Azerbaijan Sabotages the Right of Return
Ever since the 44-day war in late 2020 and Azerbaijan’s lightning offensive in September 2023 that brought Nagorno-Karabakh back under Baku’s control, virtually the entire Armenian population of the region has fled. International law and the November 2020 ceasefire statement envisioned that displaced residents would eventually return to their homes under international supervision. In practice, that right exists only on paper. Azerbaijan’s President Ilham Aliyev has shown little intention of genuinely welcoming back the Armenians who fled en masse. Baku insists that any Armenians can return only as Azerbaijani citizens under Azerbaijan’s sovereignty – with no international protections or special status. The only “guarantees” offered are Azerbaijan’s domestic laws, as Aliyev has repeatedly stated that Armenians remaining in Karabakh would have their “security… provided in line with the Azerbaijani constitution”. But after the nine-month blockade of the region (Dec 2022 – Sept 2023) and a military assault that forced an exodus, such promises ring hollow. As Human Rights Watch noted, Azerbaijani authorities claim “everyone’s rights will be protected in Nagorno-Karabakh, yet such assertions are difficult to accept at face value” given the months of severe hardship and decades of conflict-fueled distrust. Simply put, without concrete guarantees, the displaced Armenians do not trust that they would be safe or free from persecution under Azerbaijani rule.

Instead of facilitating returns, Azerbaijan has taken steps that make return virtually impossible. No independent international monitoring mission has been allowed into Karabakh to oversee conditions or protect Armenian civilians. Human Rights Watch has urged that a sustained international presence is “essential for the right to return to be meaningful, not theoretical,” and that Azerbaijan’s partners “should send an unambiguous message” rejecting mere “hollow rhetoric and half measures” on this issue. Thus far, such calls have gone unheeded by Baku. Azerbaijani officials have even tried to recast the narrative of the exodus: in an official statement, Baku described the Armenians as having “voluntarily migrated from the Karabakh region” – an absurd characterization given that this population fled a “punishing blockade in 2022-2023, and the ethnic cleansing operation that took place last September”. This rhetoric suggests Azerbaijan is intent on erasing any acknowledgment that these people were forcibly displaced. President Aliyev himself ridiculed European concerns over the exodus, quibbling over numbers (he accused the EU’s Josep Borrell of “lying” that 150,000 Armenians left, claiming the number was lower) while dismissing Armenians of Karabakh as “separatists” not worthy of sympathy. Such attitudes hardly signal a good-faith effort to enable refugees to go home.
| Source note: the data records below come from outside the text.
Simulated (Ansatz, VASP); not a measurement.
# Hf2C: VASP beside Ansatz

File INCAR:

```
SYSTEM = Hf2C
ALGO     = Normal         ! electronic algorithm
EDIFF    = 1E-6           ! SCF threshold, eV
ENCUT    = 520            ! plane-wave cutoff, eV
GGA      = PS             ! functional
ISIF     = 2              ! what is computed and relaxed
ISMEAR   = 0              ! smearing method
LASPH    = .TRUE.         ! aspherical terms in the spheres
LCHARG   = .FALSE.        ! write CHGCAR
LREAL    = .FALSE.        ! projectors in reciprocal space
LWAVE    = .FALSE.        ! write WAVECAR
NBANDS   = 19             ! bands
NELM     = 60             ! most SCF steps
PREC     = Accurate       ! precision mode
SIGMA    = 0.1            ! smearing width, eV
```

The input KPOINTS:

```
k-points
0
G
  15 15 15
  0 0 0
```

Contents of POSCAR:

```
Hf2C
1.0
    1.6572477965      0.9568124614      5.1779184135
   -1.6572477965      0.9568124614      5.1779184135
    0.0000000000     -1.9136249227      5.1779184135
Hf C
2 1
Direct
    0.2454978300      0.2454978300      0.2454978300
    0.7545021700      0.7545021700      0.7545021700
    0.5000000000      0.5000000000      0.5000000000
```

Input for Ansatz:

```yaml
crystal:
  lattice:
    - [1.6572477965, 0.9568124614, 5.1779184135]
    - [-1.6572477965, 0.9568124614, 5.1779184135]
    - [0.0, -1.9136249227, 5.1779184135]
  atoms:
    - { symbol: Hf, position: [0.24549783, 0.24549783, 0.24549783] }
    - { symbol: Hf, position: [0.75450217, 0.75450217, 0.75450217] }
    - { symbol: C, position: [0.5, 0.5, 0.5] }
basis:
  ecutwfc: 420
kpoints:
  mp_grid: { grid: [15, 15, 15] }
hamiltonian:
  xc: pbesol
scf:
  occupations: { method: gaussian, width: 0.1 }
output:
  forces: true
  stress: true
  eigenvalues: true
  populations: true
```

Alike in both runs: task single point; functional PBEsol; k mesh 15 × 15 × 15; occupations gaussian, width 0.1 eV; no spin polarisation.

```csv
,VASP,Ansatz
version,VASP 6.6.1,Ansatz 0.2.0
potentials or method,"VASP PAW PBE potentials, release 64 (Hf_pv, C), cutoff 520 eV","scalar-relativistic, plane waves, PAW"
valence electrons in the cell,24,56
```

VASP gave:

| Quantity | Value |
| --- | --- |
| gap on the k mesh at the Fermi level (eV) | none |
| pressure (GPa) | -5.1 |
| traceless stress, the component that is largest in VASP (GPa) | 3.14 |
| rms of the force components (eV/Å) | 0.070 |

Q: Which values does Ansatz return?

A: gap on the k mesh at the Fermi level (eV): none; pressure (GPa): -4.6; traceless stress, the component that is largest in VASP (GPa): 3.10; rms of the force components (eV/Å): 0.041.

Crucially, Azerbaijan has tied the Armenians’ return to extraneous demands, ensuring deadlock. Baku insists that any discussion of Karabakh Armenian returns be linked to the return of ethnic Azeris who were displaced from Armenia decades ago (during the late 1980s conflict). By intermixing these issues, Azerbaijan shifts the blame onto Armenia and dodges responsibility for the Armenian exodus it just caused. As EU envoy Toivo Klaar observed, “these are completely distinct questions that cannot be mixed” – yet Baku continues to make one conditional on the other, effectively sabotaging progress. Meanwhile, Aliyev’s government has been rapidly resettling reclaimed territories with Azerbaijani citizens, rebuilding villages and towns for Azerbaijani internally displaced persons who were expelled in the 1990s. At a state-organized forum, Aliyev bragged about the fast-paced reconstruction and return of Azerbaijani former refugees to “liberated” lands, while making no provision for the displaced Armenian former residents. The contrast underscores Baku’s one-sided approach: only Azerbaijani returnees are welcome. Indeed, Aliyev bluntly stated that Karabakh’s Armenians had “to apply for Azerbaijani citizenship” as “the only thing they had to do” if they wanted to stay, implying that those unwilling to accept Azerbaijan’s terms should leave.
Multiple international actors – France, the United States, the EU, Iran, Russia, and even the International Court of Justice – have publicly called for the Armenians’ right of return to be respected. A former Armenian foreign minister, Vartan Oskanian, urged that “the right of collective return of the people of Artsakh under international protection and guarantees” be put on the negotiation agenda. He warned that if Azerbaijan thinks it “solved” the Artsakh issue by force, “it is seriously mistaken. The issue… is still not resolved until the issue of Artsakh Armenians returning to their homes with international guarantees is resolved.”. Yet, despite this chorus of appeals, Azerbaijan’s stance remains defiant. By mid-2025, not a single Armenian family has been enabled to return safely to Nagorno-Karabakh, even for short visits to retrieve possessions or visit ancestral graves. Azerbaijan has offered no mechanism for compensation of lost properties, protection of Armenian cultural heritage, or assurance of minority rights such as Armenian-language education or local self-governance. In effect, the right of return exists only in theory – a right that Azerbaijan acknowledges on paper but actively undermines on the ground.

Western Partners Turn a Blind Eye to Baku’s Actions
While Azerbaijan entrenches its gains and blocks refugee returns, Western countries – notably in Europe and the United States – have largely responded with hand-wringing statements but no concrete action. In fact, at the same time as these human rights violations were unfolding, Western powers have been courting Azerbaijan for its strategic value, especially in the energy sector. Europe’s pivot away from Russian gas in the wake of the Ukraine war has led it straight into the arms of President Aliyev. European leaders have eagerly embraced Aliyev as an energy partner, lauding Azerbaijan as a “reliable” and “important” supplier. In July 2022, European Commission President Ursula von der Leyen stood beside Aliyev in Baku to sign a deal doubling gas imports from Azerbaijan by 2027. “Azerbaijan is a crucial energy partner for us… and has always been reliable,” von der Leyen declared, thanking Aliyev for helping Europe amid its energy crunch. Her sentiment was echoed by other officials; even as late as a 2024 summit, EU leaders praised Azerbaijan’s role in keeping Europe’s lights on. These warm partnerships have continued despite Azerbaijan’s treatment of the Karabakh Armenians. The mass displacement of an entire ethnic community – which many observers labeled an ethnic cleansing – elicited little more than pro forma condemnations from the West. In the EU, some voices did speak up (for instance, the European Parliament in early 2024 urged suspending the EU-Azerbaijan energy deal pending human rights improvements), but such calls have had no binding effect on policy.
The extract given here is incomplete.